Tips for Great Conference Calls

Published on Jul 21st, 2019

Working in software development, is it guaranteed that you will attend a conference call at some point. I hate to use the cliché, but it’s 2019 and some people are still terrible at this. You will hear noises in the background, people won’t pay attention or will talk over each other and you have technical blunders.

So I decided to put together a list of tips for improving your conference call experience.

Find a good meeting space

This one sounds obvious, but try to make every effort to obtain a quiet space to have your meeting. Conference rooms are the best choice, but barring that, any quiet space will do.

Also be aware that while it may be quiet for you, you will be potentially making the space less quiet for other people. Avoid taking calls at your desk if you are in an open office.

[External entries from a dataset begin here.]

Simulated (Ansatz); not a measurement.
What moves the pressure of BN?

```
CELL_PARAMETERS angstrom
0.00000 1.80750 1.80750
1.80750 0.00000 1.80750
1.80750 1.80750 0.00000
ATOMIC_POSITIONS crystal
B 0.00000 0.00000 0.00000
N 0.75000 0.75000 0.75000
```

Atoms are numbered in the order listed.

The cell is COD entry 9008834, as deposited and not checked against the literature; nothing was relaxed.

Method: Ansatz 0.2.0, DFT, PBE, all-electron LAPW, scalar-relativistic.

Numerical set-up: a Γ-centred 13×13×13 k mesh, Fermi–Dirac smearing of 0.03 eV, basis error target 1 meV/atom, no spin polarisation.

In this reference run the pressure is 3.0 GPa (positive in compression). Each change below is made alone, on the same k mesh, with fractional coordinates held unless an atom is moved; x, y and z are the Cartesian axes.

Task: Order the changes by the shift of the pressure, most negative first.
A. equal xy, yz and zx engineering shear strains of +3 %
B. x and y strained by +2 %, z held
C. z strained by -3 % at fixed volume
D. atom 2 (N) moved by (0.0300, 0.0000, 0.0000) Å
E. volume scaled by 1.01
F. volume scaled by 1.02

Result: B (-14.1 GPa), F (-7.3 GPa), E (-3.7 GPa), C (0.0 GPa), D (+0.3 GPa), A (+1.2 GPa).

If it is nice outside and you are the only caller from your end, it can sometimes be nice to go for a walk. I have taken calls on city walking trails and parking garages before. This might not be ideal for every call, but it’s a good option to have.

Join on time

When you schedule a meeting, you are making a promise to your attendees, you are taking up peoples time. if you fail to join people who could otherwise be doing useful work are instead waiting in dead silence for the call to begin.

Don’t be late.

If you absolutely must be late, make sure you send out a notification as early as possible to let them know of your delay or, even better, update the calendar invite with a new start time.

Sound

If you are taking the call alone, use headphones with a microphone. These typically sound better because the microphone is close to your mouth, but be mindful you don’t move around much if it is laying against your shirt. Avoid Bluetooth headphones unless you know they are of a high quality so you don’t sound robotic.

Mute yourself when you are not speaking. Learn how to mute your call in the software you use and make liberal use of that button.

If you are taking a call with multiple people, avoid using Laptop microphones. Also, be aware they can pick up the sound of every keystroke if you are typing while talking. We have a couple Jabra Speak 510’s in our office, and they work great.

Make sure you silence your phone and laptop.

I like to do a quick audio and camera check before I join a call, most conferencing software will have a screen for this in their settings. Check your Mic and Camera to make sure the correct devices are selected.

Pay Attention

If you aren’t presenting or on camera, it can be easy to pull out your phone and browse Reddit or stare blankly out a window, but try to pay attention having to ask “wait, what did you say again” can be embarrassing.

Put your devices in Do Not Disturb mode so you don’t get sidetracked by text messages or other notifications. iOS has a great feature where your phone will remain silenced until the end of your current calendar item.

For meeting hosts, try to stay on topic and keep people involved in the conversation, this will prevent wandering minds.

If you find a meeting has become sidetracked and the main topic is complete, please don’t hesitate to let people uninvolved in the side topic know they are free drop off.

Keep your desktop clean

If you are going to be sharing your screen, make sure your desktop is not cluttered. Take special care to remove documents with confidential or private information. Remove that funny meme your friend sent you. Just make sure your desktop has nothing that will embarrass you or your company. To make it easier, you can just make a folder called “clutter” and move everything in there.

I’ve already mentioned Do Not Disturb mode several times in this post, but if you are screen sharing and you get an inappropriate text message from a friend, you will regret not silencing your notifications.

Do a camera check before joining video calls

Before you join the meeting fire up your camera and take a look at your background.

Check for clutter. Dirty laundry, trash, alcohol bottles… I have seen all of this, and it’s just unprofessional.

Make sure you don’t have proprietary information up on a whiteboard. If you do client work, this is especially important as it can have legal ramifications.

Check yourself. Look in the mirror, make sure you are as presentable as you would be in person.

Open Questions

Try to avoid asking undirected questions, try to keep them directed at individuals. Asking questions like these will cause one of three things to happen.

  1. Multiple people answer at the same time and they talk over each other
  2. No one talks and you get dead air and have to direct your question at a specific person anyways.
  3. What you want to happen, happens and the correct person and only that person answers.

You get a 1/3 chance for it to work, It’s awkward and you should just avoid it if possible.

If you are running a standup meeting, you get to pick who talks first, don’t open it up to the floor.

In Summary

I hope you found this useful and if you didn’t, great job, you were probably already doing the right thing.